Below, I captured the images from the homepages of the websites of the 20 largest Christian denominations in order of church membership. (See a similar article I published in 2013). To be consistent, I grabbed the first ten images, from top to bottom, that were visible on the homepage only. Some churches had fewer than ten images, so I pulled only what they had available.

How does your church stack up when it comes to promoting the message you hope it will? Is there anything you would change if you could?

Caveat: these images were captured from each of the respective churches’ official church website on July 12, 2017. Images on websites change frequently, even daily, so visual messaging will obviously change. But this article gives a sense for where churches may (intentionally or not) be putting their emphasis on their websites. The images, at the very least, indicate what people are likely to remember about a church after visiting the website. 

#1: Catholic Church | Catholic.org

The Catholic church’s American website, which isn’t actually the Vatican’s website, has a heavy visual emphasis on current events, news, and opinions within the church. News of all sorts, even those stories that aren’t necessarily positive–such as scandals and stories about sex robots–make their way to the home page. The church also promotes merchandise such as books and bibles, as well as images of church leadership (including the Pope) participating in events.

#2: Southern Baptist Convention | SBC.net

The Southern Baptist Convention has a heavy visual emphasis on upcoming events, promoting conferences for leadership and other members. There are also images of leadership and some action photos of practicing religion (baptism). One might infer from looking at these images that the primary audience for the website is church leadership, not necessarily those interested in learning more about the church itself.

#3: United Methodist Church | UMC.org

The United Methodist Church has a diversity of visual emphases, with images of historical sites, religion in action (praying, preaching, and reading the bible), global outreach, and humanitarian service. It may be inferred that the audience for this website may include current membership, but also those interested in learning more about what the church does and the impact they are having.  The images of people seem to be reaching out to visitors mostly in their adult years.

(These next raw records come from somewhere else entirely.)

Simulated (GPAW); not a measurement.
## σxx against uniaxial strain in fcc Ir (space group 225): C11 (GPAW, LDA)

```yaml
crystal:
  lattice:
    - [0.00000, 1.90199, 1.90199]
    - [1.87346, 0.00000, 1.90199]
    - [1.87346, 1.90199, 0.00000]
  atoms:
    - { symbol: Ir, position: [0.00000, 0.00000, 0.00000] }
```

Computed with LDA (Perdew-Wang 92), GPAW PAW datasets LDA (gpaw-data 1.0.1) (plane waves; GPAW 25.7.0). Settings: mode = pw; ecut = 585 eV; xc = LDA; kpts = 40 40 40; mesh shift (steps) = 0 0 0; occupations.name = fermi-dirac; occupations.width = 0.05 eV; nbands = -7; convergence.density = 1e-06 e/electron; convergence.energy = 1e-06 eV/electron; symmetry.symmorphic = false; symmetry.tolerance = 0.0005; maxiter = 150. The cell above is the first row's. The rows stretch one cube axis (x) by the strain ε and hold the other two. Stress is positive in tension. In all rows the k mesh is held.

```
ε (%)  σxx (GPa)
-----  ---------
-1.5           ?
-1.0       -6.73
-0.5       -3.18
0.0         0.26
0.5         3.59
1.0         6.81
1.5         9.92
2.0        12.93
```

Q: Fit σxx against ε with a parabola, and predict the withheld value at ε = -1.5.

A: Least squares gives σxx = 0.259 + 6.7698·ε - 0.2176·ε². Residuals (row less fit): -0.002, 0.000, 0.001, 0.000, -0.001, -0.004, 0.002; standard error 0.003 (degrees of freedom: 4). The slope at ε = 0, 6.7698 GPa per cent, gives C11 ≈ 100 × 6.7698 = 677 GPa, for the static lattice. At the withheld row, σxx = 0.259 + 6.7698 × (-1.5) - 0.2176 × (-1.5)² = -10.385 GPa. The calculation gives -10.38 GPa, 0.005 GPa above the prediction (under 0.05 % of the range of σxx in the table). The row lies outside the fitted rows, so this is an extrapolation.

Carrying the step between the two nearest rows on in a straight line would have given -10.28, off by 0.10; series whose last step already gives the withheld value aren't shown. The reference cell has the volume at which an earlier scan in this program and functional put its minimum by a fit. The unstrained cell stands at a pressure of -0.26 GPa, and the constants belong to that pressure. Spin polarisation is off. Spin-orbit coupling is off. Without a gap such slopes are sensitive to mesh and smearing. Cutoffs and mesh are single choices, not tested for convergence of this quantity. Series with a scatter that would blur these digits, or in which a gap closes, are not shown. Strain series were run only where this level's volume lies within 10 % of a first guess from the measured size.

#4: Church of Jesus Christ of Latter-Day Saints (Mormon) | LDS.org

The Church of Jesus Christ of Latter-day Saints (the Mormon Church) has a variety of visual emphases, with focus on doctrinal principals (family and endurance, following Jesus Christ), events, inspirational messages, humanitarian work, and global outreach. It may be inferred from the visuals on this website, that the church’s intended audience is both current membership and those looking to learn more about the church. The images of people seem to reach out age groups ranging from teenager to upper-middle-aged.

#5: Church of God in Christ | COGIC.org

The Church of God in Christ seems to have a split visual emphasis, with some focus on upcoming events, fundraising, and global and community impact. The visuals seem to be reaching out to people interested in knowing more about what the church is currently involved in. The images of people seem to be reaching out to middle-aged adults.

#6: National Baptist Convention | nationalbaptist.com

The National Baptist Convention has a heavy visual emphasis on upcoming events (conventions and programs) and profitable ventures (college degrees). There is some focus on doctrinal principles (women move for Christ) as well as religion in action (choir singing) and church leadership. The audience for this website seems to concern mostly current membership and the visuals reach out to ages ranging from teenager to old age.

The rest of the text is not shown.